Erik Larson Tells a Ghost Story
The newest work by the bestselling author and UES resident is an audio-only novella
Erik Larson has taken us inside a World’s Fair in Chicago in 1893, filled with magic, mystery and murder. He has taken us to the U.S. Embassy in Germany in 1933, where we meet the American ambassador as Hitler was rising. He has taken us inside Churchill’s Blitz, with new elements even Churchill scholars claim they did not know.
And now he is telling us a ghost story. Emphasis on the “telling.”
Larson is one of the world’s most popular “narrative historians,” and his most unusual project yet has just arrived. The audio-only novella. “No One Goes Alone” (via Penguin Random House audio) will likely be plugged into the ears of Larson fans everywhere. “I’ve always loved ghost stories,” says Larson, 67, chatting at an Upper East Side bar near his home in New York. “I think I read ‘The Haunting of Hell House’ ten times. This one is a hybrid of cozy and scary. Cozy because we think back on our childhoods under the covers being read to, or in blankets around a fire.” Sounds like he is catching a relatable moment.

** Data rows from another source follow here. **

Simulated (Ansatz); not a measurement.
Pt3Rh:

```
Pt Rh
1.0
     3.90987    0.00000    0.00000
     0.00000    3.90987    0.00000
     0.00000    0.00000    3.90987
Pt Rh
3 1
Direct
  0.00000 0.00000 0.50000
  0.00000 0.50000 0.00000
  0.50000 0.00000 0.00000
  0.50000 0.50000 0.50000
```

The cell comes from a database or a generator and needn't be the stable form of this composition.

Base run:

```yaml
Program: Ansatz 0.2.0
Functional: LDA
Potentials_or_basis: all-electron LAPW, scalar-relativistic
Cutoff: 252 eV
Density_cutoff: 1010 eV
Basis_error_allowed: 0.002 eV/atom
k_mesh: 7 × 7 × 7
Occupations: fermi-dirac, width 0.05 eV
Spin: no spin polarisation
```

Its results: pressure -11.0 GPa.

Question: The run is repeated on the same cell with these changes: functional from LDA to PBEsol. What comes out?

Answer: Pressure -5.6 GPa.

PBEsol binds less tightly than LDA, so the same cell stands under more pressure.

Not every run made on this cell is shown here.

The author does not do the narrating — a British actor does that — but Larson has a role too. “I have a brand to protect, so I do narrate the source material. I am an historian and I don’t make anything up. And there are a lot of obsessives out there looking for mistakes.”
He takes his role as an historian seriously, and this one, while fiction, is based in reality.
It follows the ghost-hunting exploits of the 19th-century psychologist and philosopher William James who travels to investigate a haunted house on a fictional island off the coast of England. The expedition takes a surprising and deadly turn. Originally, Larson considered serializing it on his website for free. But his publisher responded quickly. (“Give it away?”)
Immediate Bestsellers
That reaction is no surprise. Larson’s books are all almost immediate bestsellers. They generally take about three years to write. He usually spends a few months doing research and writing a lengthy detailed proposal, including an essay on what makes this book different and why you should buy it. Once it’s a go, he dives in. John Emerson, who was America’s ambassador to Germany during the Obama administration, read “In the Garden of Beasts” twice: once before he moved to Berlin and once while in the job. “I learned so many things about our history, including the fact that our State Department was as anti-Semitic as Germany.”
When Larson — the father of three daughters — has free time, well, he reads. “Mostly fiction,” he says, “since I deal with non-fiction all the time.” Right now, he is enjoying Kazuo Ishigura’s “Klara and the Sun” and starting in on a Faulkner binge. “A Gentleman in Moscow,” by Amor Towles, is one of his favorites of the last few years.
The new project is about a very old — and endlessly popular — subject: those souls or spirits of the dead who interact with the living. Just think of Christmases past, present and future, Hitchcock’s “Rebecca,” and Demi Moore. CBS has a new sitcom, “Ghosts” starting in October. My hunch is millions will soon be listening and shivering at the same time.